The Frenchman's late effort ensured Audi locked out the top four positions ahead of the two Toyota TS 030 hybrids, although the Japanese marque opted to only set two flying laps at the session's close.
The strategy seemed well judged as the morning rain produced immediate chaos. Within seven minutes of the session starting the red flag flew, as Jan Charouz in the #25 ADR Delta ORECA-Nissan found the gravel just after the Dunlop bridge. Marc Rostan's #29 Gulf Racing Lola was one of several cars to also hit trouble, causing the session to be halted before anyone had managed a single flying lap.
Myriad incidents and offs continued right through to the chequered flag, with Mulsanne in particular proving troublesome. Amid the chaos Audi climbed to the top of the timesheets, with Rinaldo Capello fastest for much of the session in the #2 Audi R18 e-tron quattro he shares with Allan McNish and Tom Kristensen.
Duval's late flyer demoted him to second, ahead of the sister #1 e-tron quattro, while a similarly late effort from Oliver Jarvis ensured an Audi 1-2-3-4 and demoted Alex Wurz in the lead #7 Toyota into fifth.
Across in LMP2 the #42 Greaves Motorsport Zytek Nissan shared by Martin and Alex Brundle and Lucas Ordonez ended fastest, with only the #35 OAK Racing Morgan-Nissan able to lap within one second.
The GTE classes were even more strung out, although the conditions once again helped determine the gaps - several cars making late, and massive, improvements as the rain finally abated and conditions improved.

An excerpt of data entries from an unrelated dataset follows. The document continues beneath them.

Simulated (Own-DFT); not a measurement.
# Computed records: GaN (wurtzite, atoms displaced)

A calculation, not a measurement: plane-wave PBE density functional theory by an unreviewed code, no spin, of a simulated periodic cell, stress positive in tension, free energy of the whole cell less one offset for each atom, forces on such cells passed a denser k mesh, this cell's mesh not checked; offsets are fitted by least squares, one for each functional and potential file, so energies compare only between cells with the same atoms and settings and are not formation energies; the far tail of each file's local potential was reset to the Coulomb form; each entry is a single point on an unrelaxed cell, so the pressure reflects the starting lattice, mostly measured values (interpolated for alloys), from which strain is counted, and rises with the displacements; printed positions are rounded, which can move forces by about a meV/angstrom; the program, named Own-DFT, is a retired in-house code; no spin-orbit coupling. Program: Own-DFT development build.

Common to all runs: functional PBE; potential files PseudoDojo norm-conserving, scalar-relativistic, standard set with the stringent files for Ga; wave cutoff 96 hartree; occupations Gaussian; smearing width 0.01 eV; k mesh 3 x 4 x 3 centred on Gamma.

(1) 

There was good news for the #51 AF Corse Ferrari of Toni Vilander, Giancarlo Fisichella and Gianmaria Bruni, which will start from the back of the field after missing most of qualifying due to damage, as it finished almost 10s clear at the head of the GTE Pro field.
Joel Camathias, meanwhile, secured top spot in GTE Am in the #55 JWA-Avila Porsche 911, setting his fastest time on his final tour.
Prior to his and Bruni's improvements, Aston Martin had flourished in the adverse conditions. The #97 Vantage eventually ended third fastest in the Pro class, while its sister #99 Am entry was second fastest.